Thinking of the future - a summary of my thoughts as of 2018

Dec 23, 2018

I was recently invited to the OCLC Asia Pacific Regional Conference Meeting 2018 in Bangkok to speak. The conference had the theme "Game Changer" and I gave my thoughts on how I see the game changing for libraries in the years to come.

For the past 2-3 years, I have been blogging on various trends and technologies like analytics, open citations, open data, linked data, data carpentry, PIDs and even Machine learning, as such I took the opportunity to zoom out a bit and try to organize my thoughts on what exactly I was studying and why they were important.

What follows is not exactly my talk, but something based on it.

Trends affecting academic libraries

This slide above is in the nutshell is the way I think about the biggest drivers of change in academic libraries for the next decade or so.

Firstly, the primary duty of academic libraries - the collection of final published material and outputs for their community to use is diminishing in importance and focus has moved toward collecting artifacts across the whole workflow including collecting inputs, processes and outputs. OCLC calls this the evolving Scholarly Record.

Secondly, not only has the scholarly record become more diverse, but there is now an almost default presumption or at least an expection that these records be made open in some way. We are no longer talking about just making published papers open (open access), but also open data (raw files, code, protocols, peer review and more), open education resources, open citations and now even open infrastructure.

Lastly, it's perhaps a cliche to say we live in a time where AI in particularly machine learning , deep learning, are changing jobs. But given the first two trends where more and more about the scholarly communication system is collected and made open it is no surprise I'm seeing more and more new applications emerge based on blending these technologies with the data collected from the Scholarly Communication system.

The next slide provides my very speculative view on how the activities of academic librarians will change as a result.

Notably I expect a lot of academic librarians jobs will shift from outside-in to more inside-out activities.

I elaborate on both slides further below.

What we are collecting and how we are collecting things are changing

I'm sure most readers of this blog are familar with concepts like the collection spectrum and collection grid popularised by OCLC research.

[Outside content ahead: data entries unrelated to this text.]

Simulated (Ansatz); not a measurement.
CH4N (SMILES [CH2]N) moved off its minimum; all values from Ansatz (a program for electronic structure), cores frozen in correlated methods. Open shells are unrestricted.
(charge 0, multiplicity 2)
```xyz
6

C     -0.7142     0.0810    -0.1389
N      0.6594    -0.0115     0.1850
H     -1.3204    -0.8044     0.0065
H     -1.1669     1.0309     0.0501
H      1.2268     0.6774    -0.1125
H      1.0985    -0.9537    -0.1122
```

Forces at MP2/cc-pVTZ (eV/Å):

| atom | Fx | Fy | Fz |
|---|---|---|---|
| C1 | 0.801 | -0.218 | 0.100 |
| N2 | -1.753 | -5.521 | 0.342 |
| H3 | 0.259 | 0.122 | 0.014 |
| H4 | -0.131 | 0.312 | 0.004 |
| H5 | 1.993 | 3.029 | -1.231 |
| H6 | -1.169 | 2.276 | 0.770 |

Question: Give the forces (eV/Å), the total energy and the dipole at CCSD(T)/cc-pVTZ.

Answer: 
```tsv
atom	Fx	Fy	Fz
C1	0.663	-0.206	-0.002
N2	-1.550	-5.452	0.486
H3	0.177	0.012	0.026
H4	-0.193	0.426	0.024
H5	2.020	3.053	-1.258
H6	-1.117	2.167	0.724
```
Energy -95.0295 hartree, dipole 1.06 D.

Basically, there is a shifting focus away from just collecting items of low uniqueness (e.g books , journal articles) towards focusing on collection of items of high uniqeuness (eg special collections, thesis of University, data outputs etc). We might even be starting to collect items we haven't traditionally collected like open education resources.

Even for things we traditionally collect like books or journals, we are collecting in a different way, we are owning less and less of the collection but leasing or even faciliting access to shared collections.

Of course, the reason why we are moving towards collecting unique items and away from more common and traditional materials is the trend towards open access, which might possibly diminish the academic library role in providing access to journal articles as we no longer pay directly for access for our users though we may have other roles to play such as management of APC funds, negotiation of transition to OA world , managing of repositories etc.

At this point, I would thought most people would expect the future to be open access. Projections by Impact Story people suggest 80% OA (I assume 80% of yearly output) would be achieved in 8 years.

But is this projection too optimistic? Will the trend level off at say 60% say? It seems most librarians I polled are doubtful about this 80% in 8 years prediction.

I apologise for this informal Twitter poll, in particular I'm allowed only 4 options so I could not create a seperate 5th category for "never".

As you can see, merely 31% of those polled though OA levels of 80% will be reached in less than 10 years and this matches the hand poll, I did during the talk (actually the hand poll was even less optimistic)

Given that librarians on Twitter are likely to be more well informed on open access trends than average, this isn't due to lack of knowledge.

My sense is academic librarians have been told OA would be coming for a decade or more already and past failed promises and broken dreams with IRs etc have made most of us jaded. For example someone felt that the publishers are very clever and will keep finding ways to block the movement.

While I always marvel at how savvy and strategic minded Elsevier etc is, I think it is not always true that Publishers would oppose a OA world. Indeed a OA world could come - as long as it is on the terms of the publishers. Why wouldn't publishers be happy with a OA world where they recaptured as much if not much than what they get now via APCs?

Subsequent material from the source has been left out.